“Table for one?” the waitress asked me with a touch of “poor dear” in her voice. She couldn’t imagine that I was excited about it.
“Maybe you’d be happier at the counter, hon?” she said, folding a sentence into a question by the tone of her voice.
“I’ve done counters. It’s time for a table,” I replied cheerfully.
It was during my early days of moving to New York after college, and I was job hunting. Hesitantly, she seated me at a table where I spread out my New York Times classified section and ordered a bagel and a cup of hot water for the tea bag in my purse.
Back home in Virginia, I had gotten used to ordering the 99-cent special at the counter at the Woolworth’s five-and-dime that was near my summer job at a real estate agency. Eating alone at a restaurant table was a first of many firsts for me, including realizing that 99-cent meals that included hot tea were now a thing of the past. Yet here I was “adulting,” as it is now called, at a table for one, and I was surprisingly comfortable.
The big bargain of that breakfast was the experience. I became at ease eating at a restaurant on my own. It was a lack of funds, not nerve, that kept me from doing it more often. I was surprised to discover that many of the women at the publishing company where I worked shared the same poor-dear attitude as the waitress who had seated me.
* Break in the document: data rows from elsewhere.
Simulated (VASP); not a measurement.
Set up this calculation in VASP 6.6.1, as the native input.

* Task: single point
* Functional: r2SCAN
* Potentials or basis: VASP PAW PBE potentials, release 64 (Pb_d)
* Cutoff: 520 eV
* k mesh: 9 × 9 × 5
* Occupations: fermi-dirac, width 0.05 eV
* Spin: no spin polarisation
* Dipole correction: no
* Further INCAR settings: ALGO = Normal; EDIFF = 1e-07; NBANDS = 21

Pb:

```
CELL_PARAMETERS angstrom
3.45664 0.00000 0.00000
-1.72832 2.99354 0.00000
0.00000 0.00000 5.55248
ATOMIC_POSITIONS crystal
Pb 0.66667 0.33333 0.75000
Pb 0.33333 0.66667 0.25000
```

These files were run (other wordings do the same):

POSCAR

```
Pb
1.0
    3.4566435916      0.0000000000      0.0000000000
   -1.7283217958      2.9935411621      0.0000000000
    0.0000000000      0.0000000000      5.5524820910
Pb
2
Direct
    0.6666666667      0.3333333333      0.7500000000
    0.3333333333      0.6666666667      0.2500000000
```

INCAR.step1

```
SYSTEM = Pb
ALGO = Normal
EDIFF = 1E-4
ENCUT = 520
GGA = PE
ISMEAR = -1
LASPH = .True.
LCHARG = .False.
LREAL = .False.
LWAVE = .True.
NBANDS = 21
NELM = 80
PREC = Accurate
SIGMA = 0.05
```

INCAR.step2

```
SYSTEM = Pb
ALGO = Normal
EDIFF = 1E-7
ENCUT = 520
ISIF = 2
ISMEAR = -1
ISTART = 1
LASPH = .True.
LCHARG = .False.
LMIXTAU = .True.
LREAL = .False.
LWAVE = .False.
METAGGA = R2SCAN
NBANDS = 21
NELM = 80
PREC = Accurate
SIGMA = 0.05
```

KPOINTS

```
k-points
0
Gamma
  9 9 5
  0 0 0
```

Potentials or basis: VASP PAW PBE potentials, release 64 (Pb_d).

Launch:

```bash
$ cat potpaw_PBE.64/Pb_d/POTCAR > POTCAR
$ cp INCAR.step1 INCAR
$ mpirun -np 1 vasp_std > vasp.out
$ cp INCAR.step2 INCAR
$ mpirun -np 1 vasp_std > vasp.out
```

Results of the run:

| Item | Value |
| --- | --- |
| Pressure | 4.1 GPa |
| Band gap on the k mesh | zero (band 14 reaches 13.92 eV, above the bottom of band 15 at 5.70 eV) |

“Oh no, you had to eat alone,” one of my friends moaned when I returned from lunch one day.
“I didn’t have to; I chose to.”
“But why?”
“I guess I enjoy my own company,” I said, laughing.
But it was more than that. I liked the comfort of choices. To eat alone, dance alone or daydream alone … or with others. Both were good.
I had started taking a notebook with me when I dined alone and found it to be a good writing time. One summer many years later, I wrote a book of poetry at the outdoor garden of a Pasadena restaurant.
As research for this column, I went out to lunch by myself, something I hadn’t done in a long time. I took my notebook and sat at a table for one. And I was happy to learn that I still liked the company.